Budgeting Allocated Nationwide for Campus Security Cameras

LOCKPORT, N.Y. – Two more school districts and a university are investing in CCTV equipment to deter crime.

The Lockport School Board has given the green light to pursue $1.42 million in funds to upgrade its current district security system. In a unanimous decision, the board will set forth a proposition on May 15, the day of the annual district budget vote, that seeks public approval for the project. District officials report that more than $184,000 of the project would be covered by Expanding Our Children’s Education and Learning funding.

The project calls for 272 new security cameras to be installed district wide, replacing existing outdated equipment. Intercom-camera systems would be implemented at the schools’ main entrances so staff can view and speak with visitors before authorizing entry. Improved parking lot lighting, proximity readers and coded passes would also be put in place to help enhance safety and control campus entry.

In Cumberland, Md., $811,000 has been budgeted to enhance school security equipment. Allegany County Superintendent of Schools Bill AuMiller tentatively plans to have security cameras installed at all district school entrances by the start of the next school year. While pursuing additional grant funding to further improve security equipment, district officials stress proper training of faculty and staff as crucial. According to AuMiller, strengthened security has been a priority for the district even before a string of school shootings nationwide.
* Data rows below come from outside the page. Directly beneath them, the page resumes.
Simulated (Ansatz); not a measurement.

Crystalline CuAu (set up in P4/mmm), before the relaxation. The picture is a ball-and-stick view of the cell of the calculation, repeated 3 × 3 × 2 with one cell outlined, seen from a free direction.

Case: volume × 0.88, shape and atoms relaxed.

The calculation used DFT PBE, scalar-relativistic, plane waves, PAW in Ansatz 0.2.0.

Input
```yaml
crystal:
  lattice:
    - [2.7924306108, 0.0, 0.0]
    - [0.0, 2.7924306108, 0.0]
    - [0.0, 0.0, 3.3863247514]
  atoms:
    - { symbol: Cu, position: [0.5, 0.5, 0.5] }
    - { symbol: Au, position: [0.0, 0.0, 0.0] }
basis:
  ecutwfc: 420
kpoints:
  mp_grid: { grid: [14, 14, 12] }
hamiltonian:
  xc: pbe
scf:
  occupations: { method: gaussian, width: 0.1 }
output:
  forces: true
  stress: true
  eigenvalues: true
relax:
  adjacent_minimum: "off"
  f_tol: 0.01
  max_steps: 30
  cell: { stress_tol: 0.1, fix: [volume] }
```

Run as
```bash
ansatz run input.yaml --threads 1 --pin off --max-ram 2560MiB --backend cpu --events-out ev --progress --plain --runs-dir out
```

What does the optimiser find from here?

Vanderbilt University of Nashville, Tenn., will have security cameras installed on its escort service vehicles in the coming weeks to monitor rider misconduct. A rise in vandalism and unruly passenger behavior aboard the Vandy Vans this past fall has led to the heightened safety measures. According to VUPD officials, several incidents were reported in which students rocked the inside of the van almost causing it to tip over. Others were also involved in physical altercations. School officials hope the cameras, which will include audio and infrared technology, will be a successful crime deterrent so ID checks and rider logs won’t have to be implemented in the future.